A Happy New Year to everyone, and what a difference a festive season makes. While wishing you all the best for 2018, we look back wide-eyed on the last couple of weeks in 2017.
Noting that that our ideas of support in the 575 – 600 region proved out, nonetheless the Handysize Index took a significant wander downwards.
Closing the second week of 2018 at 587, the MACD and RSI proved their cautionary signals of Week 49, 2017. Our ideas of working upwards to the 750 level duly evaporated. The MACD continued to signal bearishness by crossing its signal line, although the RSI is in neutral territory at 43.26.
This suggests that the 575 – 600 support zone may hold, perhaps with a lower bottom end, say around 550.
The recent action in the Supras maintained our 875 – 900 support ideas, but recent dips to 845 (Week 42) and 884 (Week 1, 2018) have us wondering. Is resistance to an upside move building just above present levels? It may be worth keeping an eye on the 800 region for any weakness, should the small recovery of Week 2 show signs of fizzling.
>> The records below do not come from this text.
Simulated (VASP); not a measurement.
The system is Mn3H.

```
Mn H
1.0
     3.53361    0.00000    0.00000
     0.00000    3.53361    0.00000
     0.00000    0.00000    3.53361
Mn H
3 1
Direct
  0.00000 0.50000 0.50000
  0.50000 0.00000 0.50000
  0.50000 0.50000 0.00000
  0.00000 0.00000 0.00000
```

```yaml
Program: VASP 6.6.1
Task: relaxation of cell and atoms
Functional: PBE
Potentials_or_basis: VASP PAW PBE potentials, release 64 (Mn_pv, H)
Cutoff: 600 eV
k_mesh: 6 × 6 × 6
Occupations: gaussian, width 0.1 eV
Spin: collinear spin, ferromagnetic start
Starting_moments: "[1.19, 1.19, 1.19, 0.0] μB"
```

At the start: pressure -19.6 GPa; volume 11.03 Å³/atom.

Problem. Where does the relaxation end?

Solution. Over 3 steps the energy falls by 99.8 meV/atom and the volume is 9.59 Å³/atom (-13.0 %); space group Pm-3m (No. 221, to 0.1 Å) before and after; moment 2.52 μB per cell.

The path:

In the Panamax Index, our suspicions of the index setting up for a drop were confirmed by subsequent action in Weeks 50 and 51. The small recovery in 2018/Week 1 was more or less wiped out by Week 2’s range.
Amid growing weakness and volatility in the Panamax Index, the increasingly wider swings were seen to take a rest around the low end of our support ideas in the 1400s range. Breaking through into the 1300s, the Panamaxes may be taking aim for a test of the 1275 level should the recent weakness continue.
The MACD, after flirting with the bullish side, took a firm run in the bearish direction over the past month. However, the RSI stayed just on the high side of neutral, suggesting things might level off slightly.
Immediately after our previous pontificating on a possible set-up for consolidation in the Capesize Index, (similar to the Panamax Index) you might have noticed that the Capes took a sudden excursion off into bearish territory.
Our previous thoughts of resistance around 4250 had a good test in Week 50’s high of 4293, and fell from that point on. We thought it was possible that some support could have built around 3500 – 4000, but the Capes (being the Capes) put paid to that idea.
It indeed appears that the RSI in the peakish mid-70s was cause for concern. As of Week 2/2018, the RSI had retreated to more neutral ground in the mid-40s.
The MACD had crossed to the bearish side by 2017 as the index fell, and saw the Capes close Week 2 at 2296. At this value, the Cape Index has firmly entered our lower support level. This isn’t surprising for the Capes, since we’ve seen this before – i.e. their propensity for being ahead of any given chart at any given time. (Just an observation – no sour grapes whatsoever…) Given the Capes’ volatility, should support around 2300 – 2400 fail to materialise, a weather eye on the 2000 level might not hurt.